The Book of Abraham explains that those who were "noble" in the pre-existence (man's first estate) were to be the "rulers" on earth (man's second estate). (Pearl of Great Price, Book of Abraham 3:22-23). This led to an interpretation that each person's birth on earth is a direct result of his/her worthiness in a prior life in heaven. Thus those less valiant were born black, and sent through the lineage of Cain, while the righteous were born white. And those most worthy were born into Mormon families. Heber C. Kimball, a member of the First Presidency of the LDS Church under Brigham Young, preached:

I tell you there is not a purer set of women on God's earth than there is here; and they shall live and bear the souls of men, and bear tabernacles for those righteous spirits that are kept back for the last time, for the winding up scenery (Journal of Discourses, vol. 5, p. 133).

The second Article of Faith of the LDS Church reads as follows: "We believe that men will be punished for their own sins, and not for Adam's transgression" (Pearl of Great Price). To avoid the idea that Cain's descendants were punished for his transgression, the Mormon leaders have taught that those born black were "indifferent in their support of the righteous cause" in the pre-existence.

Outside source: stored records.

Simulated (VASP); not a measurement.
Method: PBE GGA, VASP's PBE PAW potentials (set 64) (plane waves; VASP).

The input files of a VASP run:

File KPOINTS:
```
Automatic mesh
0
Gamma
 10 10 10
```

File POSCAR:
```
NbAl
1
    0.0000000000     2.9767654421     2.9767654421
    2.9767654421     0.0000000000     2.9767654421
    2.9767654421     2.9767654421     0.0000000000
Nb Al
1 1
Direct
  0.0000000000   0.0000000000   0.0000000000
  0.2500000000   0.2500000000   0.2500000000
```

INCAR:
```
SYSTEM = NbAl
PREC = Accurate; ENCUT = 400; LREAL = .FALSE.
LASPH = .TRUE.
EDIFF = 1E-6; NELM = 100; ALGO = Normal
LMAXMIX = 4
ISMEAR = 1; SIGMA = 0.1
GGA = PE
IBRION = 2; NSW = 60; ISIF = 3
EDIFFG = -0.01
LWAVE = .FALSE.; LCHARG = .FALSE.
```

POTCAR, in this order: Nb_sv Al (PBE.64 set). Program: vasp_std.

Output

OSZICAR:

In 1845 LDS Apostle Orson Hyde explained that those spirits who were unworthy were sent through the cursed lineage:

At the time the devil was cast out of heaven, there were some spirits that did not know who had authority, whether God or the devil. They consequently did not take a very active part on either side, but rather thought the devil had been [p. 20] abused, . . . These spirits were not considered bad enough to be cast down to hell, and never have bodies; neither were they considered worthy of an honourable body on this earth: . . . But those spirits in heaven that rather lent an influence to the devil, thinking he had a little the best right to govern, but did not take a very active part any way were required to come into the world and take bodies in the accursed lineage of Canaan; and hence the Negro or African race ("Speech of Elder Orson Hyde, delivered before the High Priests' Quorum, in Nauvoo," April 27, 1845, printed by John Taylor, p. 30).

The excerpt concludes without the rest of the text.